This doesn't appear in the documentation.

Accepted Answer

James Tursa
James Tursa on 23 Feb 2018
Edited: James Tursa on 23 Feb 2018
This is simply left-to-right operator evaluation.
j:i:k:m:n
evaluates as
(j:i:k):m:n
And, as stated in the doc:
"If you specify nonscalar arrays, then MATLAB interprets j:i:k as j(1):i(1):k(1)."
So your syntax, although probably confusing, is covered in the doc and simply uses the first element of the created vectors at each intermediate result when generating the next intermediate result.
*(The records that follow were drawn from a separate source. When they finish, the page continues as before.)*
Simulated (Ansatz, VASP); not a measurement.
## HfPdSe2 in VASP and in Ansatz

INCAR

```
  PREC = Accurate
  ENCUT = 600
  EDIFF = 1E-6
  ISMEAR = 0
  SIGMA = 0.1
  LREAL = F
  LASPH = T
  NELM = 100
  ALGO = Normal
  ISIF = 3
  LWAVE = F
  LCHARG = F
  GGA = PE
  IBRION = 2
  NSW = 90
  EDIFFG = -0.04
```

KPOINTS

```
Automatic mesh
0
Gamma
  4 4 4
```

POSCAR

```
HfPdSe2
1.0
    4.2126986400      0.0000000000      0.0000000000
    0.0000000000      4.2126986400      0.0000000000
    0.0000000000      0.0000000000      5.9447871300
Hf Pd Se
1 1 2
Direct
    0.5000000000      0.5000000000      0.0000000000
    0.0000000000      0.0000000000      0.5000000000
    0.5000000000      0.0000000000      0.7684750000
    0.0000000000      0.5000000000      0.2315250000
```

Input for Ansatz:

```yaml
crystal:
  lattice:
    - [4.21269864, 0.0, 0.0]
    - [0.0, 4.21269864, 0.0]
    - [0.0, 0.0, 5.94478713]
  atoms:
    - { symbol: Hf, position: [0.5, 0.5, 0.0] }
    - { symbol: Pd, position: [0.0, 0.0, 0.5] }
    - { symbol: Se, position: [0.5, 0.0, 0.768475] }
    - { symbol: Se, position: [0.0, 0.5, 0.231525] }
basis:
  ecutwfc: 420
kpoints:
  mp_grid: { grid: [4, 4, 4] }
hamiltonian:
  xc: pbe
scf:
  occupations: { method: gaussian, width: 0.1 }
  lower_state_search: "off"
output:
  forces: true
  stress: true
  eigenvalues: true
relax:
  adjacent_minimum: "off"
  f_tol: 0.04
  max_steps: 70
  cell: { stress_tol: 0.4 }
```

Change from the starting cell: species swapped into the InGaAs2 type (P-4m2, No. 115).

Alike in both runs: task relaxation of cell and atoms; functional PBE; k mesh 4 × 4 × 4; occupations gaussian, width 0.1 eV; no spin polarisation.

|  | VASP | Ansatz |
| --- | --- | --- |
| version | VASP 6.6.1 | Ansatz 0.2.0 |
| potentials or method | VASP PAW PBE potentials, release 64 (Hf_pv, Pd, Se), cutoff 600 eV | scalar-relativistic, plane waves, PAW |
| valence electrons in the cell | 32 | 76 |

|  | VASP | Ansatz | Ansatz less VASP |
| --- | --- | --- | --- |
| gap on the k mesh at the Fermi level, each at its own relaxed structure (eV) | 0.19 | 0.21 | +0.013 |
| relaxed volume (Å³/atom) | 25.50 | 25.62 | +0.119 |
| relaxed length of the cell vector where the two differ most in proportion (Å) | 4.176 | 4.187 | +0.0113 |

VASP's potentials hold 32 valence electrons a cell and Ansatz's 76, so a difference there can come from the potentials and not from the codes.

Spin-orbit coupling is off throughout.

EDITED to delete comments that didn't apply
  2 Comments
Guilherme Silva
Guilherme Silva on 23 Feb 2018
I think it actually does evaluate as
(j:i:k):m:n
e.g.
1:2:3:4:5
ans =
1 5
(1:2:3):4:5
ans =
1 5
So it gets the first two colons, evaluates them and then uses the first element of the generated vector for the next two colons evaluation? It gets really confusing. Thanks for your answer.
James Tursa
James Tursa on 23 Feb 2018
Edited: James Tursa on 23 Feb 2018
You're right. I was using 1:2:3:4 as one of the test cases for my spot testing, but that doesn't match your five element pattern so that part of my answer didn't apply. I have edited my answer.